The opinions expressed in this article are the writer’s own and do not reflect the views of Her Campus.
It’s no secret that award shows have historically overlooked the work of people of color in the media. Only 36 black women in history have won prime time Emmys; however, this year they dominated the award show.
awards and acceptance speeches
Zendaya snagged her second Emmy for “Outstanding Lead Actress in a Drama Series” for her work in Euphoria, the first time being in 2020. This makes her the second black woman to win in this category twice and the youngest to ever win twice in this category. Pop sensation, Lizzo won “Outstanding Competition Show” for her prime video series “Watch Out for the Big Grrrls”, getting her halfway to securing an EGOT. In her acceptance speech, the singer emphasized on behalf of her cast and crew that “the stories they share, are not that unique they just don’t get the platform. Let’s just tell more stories”. Not only do these awards acknowledge the outstanding work of these artists, but they also promote the stories and voices of these powerful black women.
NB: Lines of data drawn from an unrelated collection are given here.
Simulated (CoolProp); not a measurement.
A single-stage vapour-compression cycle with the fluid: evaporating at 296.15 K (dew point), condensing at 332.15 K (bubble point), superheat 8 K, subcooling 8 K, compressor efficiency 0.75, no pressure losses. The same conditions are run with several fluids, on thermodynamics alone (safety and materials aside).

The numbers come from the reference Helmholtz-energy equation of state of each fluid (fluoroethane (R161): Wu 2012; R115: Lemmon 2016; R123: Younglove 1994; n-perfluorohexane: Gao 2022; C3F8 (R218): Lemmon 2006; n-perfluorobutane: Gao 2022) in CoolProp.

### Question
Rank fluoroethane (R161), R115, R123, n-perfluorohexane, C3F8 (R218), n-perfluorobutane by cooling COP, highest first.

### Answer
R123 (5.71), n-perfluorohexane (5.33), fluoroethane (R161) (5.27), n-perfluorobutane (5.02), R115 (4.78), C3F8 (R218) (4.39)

However, the highlight of this year’s Emmys was the comedy series category. ABC’s new sitcom Abbott Elementary snagged 7 nominations after their first season on the air. The show’s creator, Quinta Brunson, won “Outstanding Writing for a Comedy Series” for the show’s pilot episode. Not only that, but Sheryl Lee Ralph won “Outstanding Supporting Actress in a Comedy Series” making her only the second black woman to win in this category. Lee Ralph’s acceptance speech brought the audience to their feet as she preached to the viewers “I am here to tell you that this is what believing looks like.” She continued to thank Quinta Brunson for being “in her corner” and to never “give up on you.”
The sitcom takes place in an underfunded public school in Philadelphia and sheds light on the sacrifices teachers all over the country make to help their students succeed despite the lack of resources allotted to them. However, what makes this show stand out from other sitcoms is its inclusion of women of color both behind the scenes and onscreen. The cast includes predominantly African American actors and the show’s creator and writer as mentioned before is none other than star Quinta Brunson herself. Often mainstream television sitcoms exclude minority voices, that is if they are included. They play side characters and don’t receive their own fully developed story lines. Abbott Elementary, however, fights against this by including a range of characters all played by talented women of color. This 7-time Emmy nominee and now 3-time Emmy winner proves how spotlighting different voices can elevate a show’s success and touch audiences. Season 2 just began streaming September 21st, so there is still time to catch up!
This year’s Emmys demonstrated the amazing artistry and range of art that can be produced when diverse voices are given a platform to share their stories. When new stories are told, audiences are given the opportunity to grow and learn. It was an Emmys for the history books and here’s to hoping that history repeats itself!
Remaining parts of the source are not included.